Can be read for free here.

Thanks to NetGalley I have The Red Scholar’s Wake by Aliette de Bodard on my TBR pile.

Xích Si: bot maker, data analyst, mother, scavenger. But those days are over now-her ship has just been captured by the Red Banner pirate fleet, famous for their double-dealing and cruelty. Xích Si expects to be tortured to death-only for the pirates’ enigmatic leader, Rice Fish, to arrive with a different and shocking proposition: an arranged marriage between Xích Si and herself.

Blurb of The Red Scholar’s Wake

Arranged marriage, one of my favourite romance tropes… Looking forward to this one! I liked what I have read by Bodard until now.

Unrest in the countryside

Sword Dance (Sword Dance, #1)
by A.J. Demas

Rating: 4 out of 5.

Interesting world. Names sound Greek, the architecture sounds a little more Roman. And the far away land of Zash reminds me a bit of Persia, maybe the hanging gardens of Babylon made an indirect appearance?

Damiskos, the main character, is a likeable fellow. Former soldier, not a terribly exciting job, gets sent to the countryside to make a deal about buying fish sauce for the troops. Fishy things start to happen, not just sauce-related. 

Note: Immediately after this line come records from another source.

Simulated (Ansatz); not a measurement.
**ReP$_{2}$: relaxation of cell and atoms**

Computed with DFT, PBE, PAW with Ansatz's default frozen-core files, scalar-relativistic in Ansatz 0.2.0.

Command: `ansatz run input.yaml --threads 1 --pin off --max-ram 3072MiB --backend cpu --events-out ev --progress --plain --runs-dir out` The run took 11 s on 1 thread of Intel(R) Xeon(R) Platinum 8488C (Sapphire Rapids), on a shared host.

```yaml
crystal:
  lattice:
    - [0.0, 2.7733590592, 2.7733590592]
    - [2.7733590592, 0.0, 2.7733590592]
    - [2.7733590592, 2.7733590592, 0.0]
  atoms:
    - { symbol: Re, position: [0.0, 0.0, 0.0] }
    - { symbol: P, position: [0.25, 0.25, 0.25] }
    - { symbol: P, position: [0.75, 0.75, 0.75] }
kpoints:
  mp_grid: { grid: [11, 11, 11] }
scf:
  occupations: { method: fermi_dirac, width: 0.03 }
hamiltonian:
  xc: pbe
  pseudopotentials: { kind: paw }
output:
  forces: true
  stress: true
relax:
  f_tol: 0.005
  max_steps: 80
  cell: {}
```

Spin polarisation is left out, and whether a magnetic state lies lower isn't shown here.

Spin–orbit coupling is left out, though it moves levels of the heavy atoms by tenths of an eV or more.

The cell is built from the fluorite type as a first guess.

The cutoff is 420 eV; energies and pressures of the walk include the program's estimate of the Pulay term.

“Terza’s head, what a lot of ghastly people Nione seemed to have gathered around herself. Did he really have to stay out the week?“

Apparently he did. If Agatha Christie had ever written Fantasy, this is probably what it would have looked like. The requisite body might or might not have turned up. Damiskos gets support from unexpected quarters and has to pretend to be romantically inclined to towards the sword-dancing eunuch. Things do not go as planned. Do they ever?

Thrown in were some rather odd philosophers, some violence, a little not too graphic sex and various shenanigans. I liked the underhanded humour. Oh yes, and there were some serious topics woven into the narrative, about gender identity, equal rights, racism, power over and perception of others—nicely done.

This is not quick, the pace is rather sedate. Damiskos and the story take their time. It is well plotted though.

The world has potential for some more sweeping stories and there are two more books in this series. Recommended, if you are looking for a relaxed mystery with some action, light humour and a little m/m romance.

„… a dizzying week of intrigue, assassinations, and a fake love affair that—maybe—turned real.“

August Wrap-Up

August 2022: …stop it for a moment… August already, goodness me, wasn‘t it just January?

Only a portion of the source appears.